Tuesday has been a day of memories, unexpected minor ambushes.  The first happened this morning.  I had a dentist appointment, and there was nothing unusual about that until I was actually sitting in the chair, thinking about my last dentist appointment.  It was raining that day, too.  It was a Thursday, two days before I was supposed to go visit my sweetie, a visit that had been canceled two weeks before when he died.  I’d been glad about going to the dentist on that date 6 months before, because I’d be able to flash him my brightest smile when he picked me up at the airport.  It was a long time before I flashed a smile at anyone, as it turned out.  I sat in that chair and debated mentally with myself as to what the point was of taking care of my teeth if a person could just up and die anytime.  I might die before I wore them out.  I didn’t share my dark musings with my hygienist, however.  And now it’s 6½ months later.  No cavities, but for the slowly healing hole in my heart.

Later that morning, a friend turned me on to a library organizing website that would allow you to enter your book collection by ISBN and it would grab all the information for you, or it would search on an author or title.  It would even allow you to import your past purchases records from Amazon, which I thought was cool.  And then I pulled up all my records, and went to add a book only to realize I no longer had it in my collection; I’d lent it to A, and when his family cleaned out his apartment a week and a half after the funeral, they took all his stuff.  There were a few that are now missing; I have no idea where those books are.  It isn’t the books that are important; it’s the many reasons why they are no longer mine that hurt.  And as I went through them, I found gift after gift I’d bought for A.  What was supposed to be an exercise in book organization became a well of memories and melancholy.

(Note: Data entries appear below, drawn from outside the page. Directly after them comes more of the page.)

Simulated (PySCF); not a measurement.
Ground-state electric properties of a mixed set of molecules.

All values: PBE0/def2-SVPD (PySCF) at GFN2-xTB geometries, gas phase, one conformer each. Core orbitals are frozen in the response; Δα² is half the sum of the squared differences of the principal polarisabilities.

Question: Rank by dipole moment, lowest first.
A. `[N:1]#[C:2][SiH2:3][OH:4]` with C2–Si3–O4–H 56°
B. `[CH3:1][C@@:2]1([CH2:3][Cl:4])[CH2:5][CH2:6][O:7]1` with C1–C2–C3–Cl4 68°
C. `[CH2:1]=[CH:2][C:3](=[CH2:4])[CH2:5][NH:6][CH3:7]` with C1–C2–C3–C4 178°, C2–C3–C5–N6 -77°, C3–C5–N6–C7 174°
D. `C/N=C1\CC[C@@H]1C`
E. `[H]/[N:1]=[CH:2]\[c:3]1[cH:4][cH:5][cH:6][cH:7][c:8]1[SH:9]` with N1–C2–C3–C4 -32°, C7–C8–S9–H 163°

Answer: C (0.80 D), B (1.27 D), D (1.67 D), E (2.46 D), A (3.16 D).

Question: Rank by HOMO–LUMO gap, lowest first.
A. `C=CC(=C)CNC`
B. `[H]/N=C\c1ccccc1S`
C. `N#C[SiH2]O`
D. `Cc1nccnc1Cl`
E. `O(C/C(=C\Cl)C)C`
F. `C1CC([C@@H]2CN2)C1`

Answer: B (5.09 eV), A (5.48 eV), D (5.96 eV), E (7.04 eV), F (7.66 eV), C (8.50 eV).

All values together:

I didn’t actually cry, but I felt sad and full of sighs.  I suppose that’s a sign of progress, but the day is still young, and I have hours to go before I sleep.  The inventory of losses from grief is an endless process, usually completed accidentally as things as mundane as the dentist and organizing your books remind you of connections you didn’t even remember you’d forgotten until they were front and center.  It is in this juxtaposition of ordinary activities with memories now sacred that love and connection show themselves, where you realize just how deeply and widely your beloved permeated your life.  My life is just shot through with him, and that’s how I liked it.  

I suppose I like it now, too, but it is bittersweet.  While I’m comforted to know that he is not slipping away from me, that the memories will constantly be refreshed by stuff like this, every memory announces itself as being just that:  a memory, a reminder of what remains to me.  The loss is implicit in every single memory.